Actually, yeah, I don't think even "per-byte atomic" is upheld entirely by any normal access to specifically WT/UC memory on x86 at all (fully atomic definitely isn't for sure). WC memory also comes with the caveat of needing a machine fence to actually do an acquire operation. The reason I don't think its even per-byte atomic is because I actually don't believe WT memory is fully coherent.

WC and WT memory types are incredibly common for MMIO on x86, as is UC typing (which makes reads incoherent arround writes on other cpus, unless you use hardware fences). You thus can't do language level atomic operations on MMIO memory often, so demanding volatile be effectively an atomic operation isn't going to fly.

[Diggsey]

demanding volatile be effectively an atomic operation isn't going to fly.

The problem is that only atomic operations are allowed to race, or else you get UB. It seems like atomic is too strong but volatile is currently too weak.
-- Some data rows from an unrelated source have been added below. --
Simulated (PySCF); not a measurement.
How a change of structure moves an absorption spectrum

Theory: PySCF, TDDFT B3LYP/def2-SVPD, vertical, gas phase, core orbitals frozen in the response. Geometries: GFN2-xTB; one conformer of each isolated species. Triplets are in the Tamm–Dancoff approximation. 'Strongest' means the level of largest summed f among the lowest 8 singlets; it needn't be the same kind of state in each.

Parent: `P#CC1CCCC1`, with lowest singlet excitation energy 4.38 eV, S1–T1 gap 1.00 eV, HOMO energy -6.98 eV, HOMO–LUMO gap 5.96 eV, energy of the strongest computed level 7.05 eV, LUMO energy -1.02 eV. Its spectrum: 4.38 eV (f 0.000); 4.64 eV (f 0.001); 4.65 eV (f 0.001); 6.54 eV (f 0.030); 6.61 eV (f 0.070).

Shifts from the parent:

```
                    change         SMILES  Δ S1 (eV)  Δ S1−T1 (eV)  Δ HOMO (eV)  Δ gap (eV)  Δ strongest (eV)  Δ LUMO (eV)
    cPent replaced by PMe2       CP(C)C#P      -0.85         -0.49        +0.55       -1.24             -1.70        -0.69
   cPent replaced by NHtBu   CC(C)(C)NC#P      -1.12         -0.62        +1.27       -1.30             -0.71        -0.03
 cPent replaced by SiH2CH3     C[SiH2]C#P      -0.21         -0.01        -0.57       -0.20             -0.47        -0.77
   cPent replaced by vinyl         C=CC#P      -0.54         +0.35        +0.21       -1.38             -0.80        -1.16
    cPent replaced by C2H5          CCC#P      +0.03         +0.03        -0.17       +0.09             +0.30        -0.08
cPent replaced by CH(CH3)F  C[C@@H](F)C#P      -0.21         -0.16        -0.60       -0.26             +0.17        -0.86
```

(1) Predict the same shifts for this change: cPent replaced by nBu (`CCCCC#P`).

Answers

At the very least, if a program only accesses some memory location via volatile accesses, that should not be UB, even if there is no synchronisation.

[Lokathor]

In the llvm memory model for concurrent operations, they seem to list volatile as taking priority over the rest of the access stuff. Is it only rust that's calling it a data race? can we change rust's rules without having to even poke llvm about all this?

[chorman0773]

At the very least, if a program only accesses some memory location via volatile accesses, that should not be UB, even if there is no synchronisation.

The catch, though, is DMA here, since you can't link a fence to a volatile operation. I think the only real way is to inline-asm (or volatile atomics, provided the memory type co-operates).

[RalfJung]

Actually, yeah, I don't think even "per-byte atomic" is upheld entirely

In which sense is it not upheld? volatile doesn't even have to be actual memory where writes and reads "see" the same thing. Flagging them as atomic doesn't change that, it just gives volatile accesses the option to also interact with the concurrency memory model.

Saying that volatile accesses are atomic is not intended to require anything new from targets. A volatile read is still basically an FFI call. However, currently the "FFI call" is severely limited in which state it is allowed to depend on or mutate, and in particular it cannot mutate the acquire-fence clock that determines which happens-before relationships are established by the next acquire fence. By making the operation atomic, we are giving this "FFI call" a few more options, so that it can update the acquire-fence clock. (And correspondingly, the "FFI call" that happens on a volatile write must be permitted to depend on the current thread's release-fence-clock, which it currently is not.)

(These clocks are pieces of per-thread state that are completely implicit in the typical graph-based "axiomatic" memory model, but made explicit when translating them into a more operational form, such as the "promising semantics" model. This explains e.g. why a nomem asm block is not allowed to contain a fence, or at least the fence does not actually have its intended effect -- such an asm block is not allowed to read or write these clocks.)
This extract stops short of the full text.